Sacramentum Caritatis

March 6, 2007

Papal document on Eucharist due March 13

Vatican, Mar. 6, 2007 (CWNews.com) – Pope Benedict’s apostolic exhortation on the Eucharist will be released on Tuesday, March 13, the Vatican has announced.

The new papal document, entitled Sacramentum Caritatis, summarizes and concludes the deliberations of the Synod of Bishops, which met in October 2005 to discuss the Eucharist.

The apostolic exhortation will be introduced to the press at a briefing hosted by Cardinal Angelo Scola of Venice, who was the relator general for the Synod assembly; and Archbishop Nikola Eterovic, the secretary-general of the Synod of Bishops.

The Synod of Bishops met in October 2005 to discuss the theme, “The Eucharist: Living Bread for Peace in the World,” with 256 bishops from 118 countries participating in the discussions. In a break from the usual practice, the Synod fathers made public an “unofficial” list of the 50 propositions approved at the conclusion of their deliberations. Ordinarily the propositions remain confidential, to be used by the Pope in preparing an apostolic exhortation on the topic of the Synod’s deliberations. But Pope Benedict approved the public release of the conclusions from this assembly.

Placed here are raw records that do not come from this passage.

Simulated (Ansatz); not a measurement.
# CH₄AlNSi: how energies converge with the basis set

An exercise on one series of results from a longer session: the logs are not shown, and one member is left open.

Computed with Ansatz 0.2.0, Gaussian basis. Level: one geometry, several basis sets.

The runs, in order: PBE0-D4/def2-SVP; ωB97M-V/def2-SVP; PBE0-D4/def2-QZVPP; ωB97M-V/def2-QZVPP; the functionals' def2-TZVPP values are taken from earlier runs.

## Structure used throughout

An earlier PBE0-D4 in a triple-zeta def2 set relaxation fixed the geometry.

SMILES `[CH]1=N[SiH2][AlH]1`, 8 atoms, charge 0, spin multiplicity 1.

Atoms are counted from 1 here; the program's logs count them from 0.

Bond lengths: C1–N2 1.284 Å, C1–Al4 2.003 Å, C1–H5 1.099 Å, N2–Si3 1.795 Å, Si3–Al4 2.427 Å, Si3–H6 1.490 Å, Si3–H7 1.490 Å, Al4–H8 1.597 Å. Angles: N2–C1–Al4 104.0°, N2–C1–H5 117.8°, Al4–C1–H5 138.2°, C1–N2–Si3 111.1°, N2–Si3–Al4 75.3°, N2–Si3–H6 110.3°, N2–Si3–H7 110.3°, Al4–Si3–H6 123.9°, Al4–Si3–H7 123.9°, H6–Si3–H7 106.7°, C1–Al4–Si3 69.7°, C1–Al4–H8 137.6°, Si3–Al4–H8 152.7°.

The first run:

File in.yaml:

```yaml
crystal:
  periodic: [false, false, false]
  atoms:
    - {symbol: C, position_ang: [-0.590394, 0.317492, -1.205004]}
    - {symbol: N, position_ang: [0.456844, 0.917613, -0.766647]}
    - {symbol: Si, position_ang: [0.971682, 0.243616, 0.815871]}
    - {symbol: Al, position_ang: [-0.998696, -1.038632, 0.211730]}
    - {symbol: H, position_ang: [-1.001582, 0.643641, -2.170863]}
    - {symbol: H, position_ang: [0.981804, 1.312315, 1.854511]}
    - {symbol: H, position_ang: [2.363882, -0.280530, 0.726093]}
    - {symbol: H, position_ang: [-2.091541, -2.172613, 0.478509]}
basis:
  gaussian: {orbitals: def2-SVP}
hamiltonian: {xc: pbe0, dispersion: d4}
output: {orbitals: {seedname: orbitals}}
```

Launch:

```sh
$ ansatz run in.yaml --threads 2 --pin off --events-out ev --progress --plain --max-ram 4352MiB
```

During a February 22 meeting with priests in Rome, Pope Benedict had said that the release of his apostolic exhortation was imminent.

Some Vatican sources have suggested that the unveiling of the apostolic exhortation could clear the way for another long-awaited papal document: a motu proprio allowing wider use of the pre-conciliar liturgy. In announcing the release of Sacramentum Caritatis, the Vatican press office made no mention of that other document.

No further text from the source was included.